Plaintiff now seeks to use Florez's testimony to explain "what steps were taken resulting in deletion of the documents, how partial information was recovered, and what information is irretrievably lost." (Pl.'s [562] Resp. at 11.) Plaintiff endeavors to demonstrate to the jury "how defendants' cover up of the theft of USG's strategy documents prejudiced USG." (Id. at 13.) Plaintiff implicitly concedes that the main purpose of Florez's testimony is to create the inference that Defendants intentionally destroyed evidence in an attempt to cover up alleged wrongdoing. Plaintiff presents no new non-speculative evidence to support this inference, however. In compiling his reports, Florez reviewed the facts that were before the court when it issued its orders of May 26, 2009 and August 6, 2009. Florez's technical account of how information was damaged, lost, or destroyed cannot shed light on the issue of intent without straying into improper speculation. Florez's opinions on spoliation of documents, found on pages 24-26 of his January 29, 2008 expert report, will be barred.

B. Reisman's Opinions

1. Validity of Florez's Findings

Defendants' computer expert Andrew Reisman conducted no independent investigation or data analysis. Instead, he reviewed Florez's reports and consulted the same data that Florez relied on in reaching his opinions. Plaintiff intimates that Reisman was obligated to undertake a broader investigation because he "had unfettered access to the entire Lafarge computer network" and concludes that his failure to do so constitutes cherry-picking data in a way that fatally undermines the reliability of his conclusions. (Pl.'s [575] Mot. at 1.) Defendants respond that Reisman will testify, based on his own experience, to "what forensic analysts do, what information they look at, what conclusions they can reach, and what conclusions they cannot reach based on forensic evidence." (Def.'s [575] Resp. at 2). Reisman opines primarily on the validity of Florez's methods and conclusions, contending that the evidence Florez reviewed fails to establish his subsequent findings. To the extent that Reisman's opinions are limited to pointing out the methodological shortcomings he perceives in Florez's work, the court finds Reisman's testimony is reliable and will assist the trier of fact. Reisman has considerable experience as a computer forensics investigator and his report presents legitimate differences of opinion with Florez. To opine on what he views as intrinsic weaknesses in Florez's reports, Reisman is not required to undertake an independent investigation. Reviewing the allegedly flawed reports is enough. Reisman's methodological criticisms are sufficiently based on his relevant experience to be reliable, and because computer forensics is a highly complicated area, the jury will benefit from having access to criticism from another expert in the field. The contrasting view Reisman offers will likely highlight areas of disagreement and better equip the jury to make informed evaluations of the evidence and Florez's expert testimony. For those reasons, the court will permit Reisman to testify to the shortcomings he perceives in Florez's analysis and findings.

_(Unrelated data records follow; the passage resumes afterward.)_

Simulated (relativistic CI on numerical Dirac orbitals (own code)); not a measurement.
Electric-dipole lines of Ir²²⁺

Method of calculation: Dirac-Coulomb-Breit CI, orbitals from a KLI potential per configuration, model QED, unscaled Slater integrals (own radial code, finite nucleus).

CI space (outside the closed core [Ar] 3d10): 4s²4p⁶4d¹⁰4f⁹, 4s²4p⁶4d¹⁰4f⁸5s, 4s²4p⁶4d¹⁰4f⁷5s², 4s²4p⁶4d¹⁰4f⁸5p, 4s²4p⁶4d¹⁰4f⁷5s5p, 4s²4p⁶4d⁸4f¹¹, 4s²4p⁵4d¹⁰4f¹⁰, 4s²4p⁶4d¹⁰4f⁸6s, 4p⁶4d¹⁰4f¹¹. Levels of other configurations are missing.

2. Use and Dissemination of USG Information

Defendants contend that Reisman "has never expressed an opinion, and was never asked to render an opinion" on use or dissemination of USG information at Lafarge. (Def.'s [575] Resp. at 3.) The court is less emphatic; it appears that Reisman does offer his own independent opinions in the guise of criticizing Florez. Thus, in his reports, Reisman signals his opinions concerning dissemination with phrases like, "[r]ather, a more likely explanation of events is that . . . " or by suggesting that some bit of evidence is more consistent with the testimony of Defendants' witnesses than with USG's interpretation. (Reisman 8/24/07 Expert Report at 4, 5, 8.) Reisman conducted no independent review of the evidence and articulates no independent methodology or basis by which he arrives at these speculative conclusions. Accordingly, the court doubts their reliability and ability to assist the jury. Reisman will be barred from offering any speculative testimony on the use or dissemination of USG information at Lafarge. His testimony will be limited to methodological criticisms of Florez's reports and testimony.

3. Intent of Defendants

Reisman asserts that Defendant Sidney Spear's conduct in forwarding USG board presentations to his Lafarge e-mail address was inadvertent. (Reisman 8/24/07 Expert Report at 3-4.) To support that conclusion, Reisman lists several e-mails Spear sent from his personal account to his work account and relies on Spear's testimony that he intended only to migrate data to his work account. (Id.) Spear will be available at trial to testify regarding his actions and intentions. Reisman's testimony on the topic adds nothing that will assist the trier of fact. As explained earlier with respect to Florez's proffered testimony, a computer forensics expert is not particularly qualified to draw conclusions as to mental state. Even if Reisman were, his opinion rests solely on inferences derived from other facts in evidence, namely Spear's testimony. Any inference of intent or willfulness will be made by the trier of fact, and neither party's expert will be permitted to attempt to supplant the jury's proper determination with his own unsupported speculation. Reisman may attest to the underlying facts (i.e., that seven e-mails were forwarded from one account to another in less than two minutes), but he will not be permitted to speculate as to whether the transfer of USG information was intentional or inadvertent.

4. Destruction and Spoliation of Documents

Many of Reisman's opinions, including most or all of Reisman's July 9, 2009 Report, attempt to contradict conclusions Florez draws with regard to destruction and spoliation of documents by Defendants in the context of trial preparation. As the court has excluded Florez's speculative testimony on this topic, any contrary opinion offered by Reisman is no longer relevant and would fail to assist the trier of fact. Reisman may not opine on issues of spoliation or destruction of documents.


Defendant's substituted motion in limine (No. 13)[562] to exclude the testimony of Plaintiff's proffered expert Carl Florez is granted in part and denied in part. Florez may testify as an expert in computer forensics on his investigation and findings in this case. He may opine on the reasonableness of the steps undertaken by USG to safeguard its private information. Florez may opine on whether Defendants wrongfully obtained Plaintiff's trade secrets and proprietary information. The court directs Florez to refrain from using the loaded term "misappropriate," however, and bars his testimony on issues of Defendants' intent or mental state. Nor may Florez opine on the spoliation or destruction of documents in advance of trial.

Plaintiff's motion in limine (No. 4) [575] to preclude the testimony of Defendants' proffered computer forensics expert Andrew Reisman is granted in part and denied in part. Reisman may opine on methodological shortcomings he perceives in Florez's analysis and findings, but he is barred from speculating on issues of use or dissemination of USG information at Lafarge. He may not opine on the intent or mental states of Defendants, nor will he opine on spoliation or destruction of documents.